And what a suit it is. His initial attempt, a lumbering, hand-wrought metal shell with chemical throwers spewing flames from the sleeves is almost comic (no pun intended, really) to behold, but plenty badass enough to blast his way through a dozen bad guys to freedom.

Returning home to his high-tech bachelor pad, a certifiable fortress of solitude on a lofty Malibu peninsula, Stark retreats to his basement workshop a changed man. Rallied by his first ever experience with real consequence and driven to finally take control of the powers at his disposal, his single-minded mission to upgrade the suit as a force for good in the world is clearly a reinvention of his own damaged self.

But enough with the 12 steps. Flying far above all this armchair psychology is the fact that this flick is an rocket-fueled thrill ride. First of all, it’s often downright funny. Downey plays Stark like a wisecracking bastard child of Howard Hughes and Bill Murray raised by Wile E. Coyote. The construction and testing phase of the suit features a series of entirely startling Acme Factory moments, which pointedly remind that Downey got an Oscar nomination for his role as Charlie Chaplin.

With visual effects technology being what it is these days, it’s like crying wolf to even bother qualifying how seamless and groundbreaking the imagery is. But this one really is a tour de force, realized by an epic re-teaming of the computer wizards at Industrial Light and Magic with practical fabrication by Stan Winston Studios. These are the folks who respectively rendered all the effects for the “Pirates of the Caribbean” flicks and “Aliens” (Ripley’s loader now stands as the official great grandma of cinema’s mechanized suits). In 30 years, the talented artists of Marvel’s “Iron Man” comic books never managed to drive home so flawlessly that this man has forged himself into a living missile.

When the completed hot rod costume is finally installed, enclosing Stark in a whole new definition of “full metal jacket,” and Iron Man at long last fires up the repulsors and lifts off, it’s with a breathless rumbling power-gasm and real sense of danger. Rocketing back to Afghanistan to defend the rights of the defenseless, Stark’s aggressive, pitiless anger toward his foes is a perfect emotional match to his newfound invulnerability. It’s positively menacing and completely believable. Unlike so many superhero getups we’ve seen before, this one plays less as a mask than it does as an extension of the character, and even with the full face helmet closed, completely obscuring all physical features, one still gets a distinct sense of Downey’s Stark within.

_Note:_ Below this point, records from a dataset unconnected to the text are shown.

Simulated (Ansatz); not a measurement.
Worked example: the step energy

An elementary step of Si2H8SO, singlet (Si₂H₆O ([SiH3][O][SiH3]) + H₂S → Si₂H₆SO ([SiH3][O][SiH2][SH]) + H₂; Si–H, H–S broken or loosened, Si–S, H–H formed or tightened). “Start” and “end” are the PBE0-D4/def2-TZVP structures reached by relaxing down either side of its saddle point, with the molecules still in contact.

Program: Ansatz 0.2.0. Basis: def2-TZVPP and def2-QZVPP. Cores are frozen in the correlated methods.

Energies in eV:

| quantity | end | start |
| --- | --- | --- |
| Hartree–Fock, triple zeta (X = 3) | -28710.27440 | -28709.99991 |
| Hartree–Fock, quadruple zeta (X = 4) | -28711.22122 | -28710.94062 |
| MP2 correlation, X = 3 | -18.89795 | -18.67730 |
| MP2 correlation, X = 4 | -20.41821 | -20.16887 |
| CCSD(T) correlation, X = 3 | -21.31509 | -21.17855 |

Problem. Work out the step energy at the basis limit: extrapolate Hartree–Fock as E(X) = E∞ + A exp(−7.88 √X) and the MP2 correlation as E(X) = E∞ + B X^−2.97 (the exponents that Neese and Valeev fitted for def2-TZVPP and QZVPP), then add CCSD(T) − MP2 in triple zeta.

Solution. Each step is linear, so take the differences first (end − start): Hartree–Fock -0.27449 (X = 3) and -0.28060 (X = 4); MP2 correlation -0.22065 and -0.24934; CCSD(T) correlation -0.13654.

After the deluge of over-effected extravaganzas that have come to define the blockbuster season, as well as the strident and possibly misplaced efforts of filmmakers to recompose comic themes as dark, sullen affairs in the hopes that they’d be taken seriously, salutes to director John Favreau, and Marvel Studios (“Iron Man” represents the first time they’ve ever adapted one of their own properties for the big screen) for finally achieving a fabulous and entertaining balance of pathos, pith and projectiles.